Given $A,B\in SO(3)$, direct matrix multiplication computes $C=AB$ with 27 multiplies. The group $SO(3)$ is a $3$-dimensional manifold. This suggests that direct matrix multiplication, which thinks of elements of $SO(3)$ as 9-dimensional, is not optimal. What is the minimal number of multiplies necessary to compute $C$?
Fast multiplication of orthogonal matrices
2 Answers
Off the top of my head, if you represent elements of $SO(3)$ via lifting them to elements of $SU(2)$, a product can be computed with 8 multiplies. But they're multiplies of complex numbers which are 4 multiplies each for 32 in all.
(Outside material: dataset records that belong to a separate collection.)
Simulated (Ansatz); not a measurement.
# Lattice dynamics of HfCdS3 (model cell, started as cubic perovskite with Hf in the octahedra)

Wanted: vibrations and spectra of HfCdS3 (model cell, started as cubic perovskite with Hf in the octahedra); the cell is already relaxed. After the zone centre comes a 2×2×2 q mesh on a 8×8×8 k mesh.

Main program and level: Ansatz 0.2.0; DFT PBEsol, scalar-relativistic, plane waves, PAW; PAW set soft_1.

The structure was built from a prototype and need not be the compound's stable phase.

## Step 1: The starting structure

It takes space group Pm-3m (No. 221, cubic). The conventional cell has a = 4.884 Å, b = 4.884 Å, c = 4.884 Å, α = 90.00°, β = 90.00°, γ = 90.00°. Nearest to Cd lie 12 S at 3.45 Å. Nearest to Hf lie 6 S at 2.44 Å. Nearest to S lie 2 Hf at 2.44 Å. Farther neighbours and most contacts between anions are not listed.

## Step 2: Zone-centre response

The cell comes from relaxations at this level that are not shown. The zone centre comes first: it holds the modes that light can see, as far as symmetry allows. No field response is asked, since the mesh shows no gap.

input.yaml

But, we can use Strassen's algorithm to compute the matrix product in 7 multiplies, and Karatsuba to compute a complex product in 3 multiplies for 21 in all.
Of course, elements of $SU(2)$ aren't general matrices, they have a special form. If you write out the four entries, it's clear you can compute the terms with 4 complex multiplies along with some adds and conjugations, so 12 real multiplies in all if we use Karatsuba or 16 otherwise.
Using Euler-Rodrigues form, we can represent the rotation as 4 real numbers. The stated composition formula requires 16 products. But we can get away with only 10 products. First compute $a_1 a_2$, $b_1 b_2$, $c_1 c_2$, and $d_1 d_2$, then use the idea of Karatsuba to get the rest of the terms in pairs. For example, you can get $a_1b_2 + a_2b_1$ by the single product $(a_1 + b_1)(a_2 + b_2)$ and subtracting off the unwanted terms.
There are more representations listed on wikipedia, but I haven't looked into how much a product would cost in those representations.
Keep in mind that fewer products isn't always better: the adds and other things take time too, and different algorithms behave differently with respect to numerical stability.
- 
1What I would like to know is if matrix form is competitive with Euler-Rodrigues/quaternion form. Quaternion form needs to convert to matrix form to be used in opengl but quaternions make slerp and rotation composition easy. Whereas composition and slerp seem more difficult with matrix form but matrix form doesn't take an efficiency hit since it is already in a form that opengl expects. So to compare the total costs of either form it is necessary to know the true cost of composition of matrix form among other things. – 2012-06-09
- 
1If you have a particular application in mind, the details of the calculation you need to do are important! But anyways, it looks like it's only 10 multiplies to convert from ER to the usual matrix form (I haven't tried to optimize it), so in terms of counting multiplies, it's still better to use ER internally, then converting to a matrix as necessary rather than doing 27 multiplies for a matrix product. But you really need to profile these things, since counting multiplies is only part of the actual runtime cost. – 2012-06-09
- 
0More particularly, recent GPUs have dedicated hardware for doing matrix multiplications (or what amounts to dedicated hardware for it) which means that those computations are likely to be much faster than any algorithmic 'acceleration' you can provide. – 2012-12-31
I was interested in the same question, and found this thread. Clearly, quaternion or SU(2) multiplication takes no more than 12 real multiplications, since complex multiplication takes no more than 3 real multiplications
http://mathworld.wolfram.com/ComplexMultiplication.html
The question though is if there are similar tricks that can be done to reduce the number of multiplications for rotation matrices, without converting to another representation. In the 2x2 rotation matrix case, it again takes no more than 3 multiplies, by the same reasoning as in complex multiplication. It's possible, in the 3x3 case, to use the cross product to get the last column of C from the first two. This saves 3 multiplications, and uses the fact that C is orthogonal. It doesn't use the orthogonality of A or B though. Can something better be done?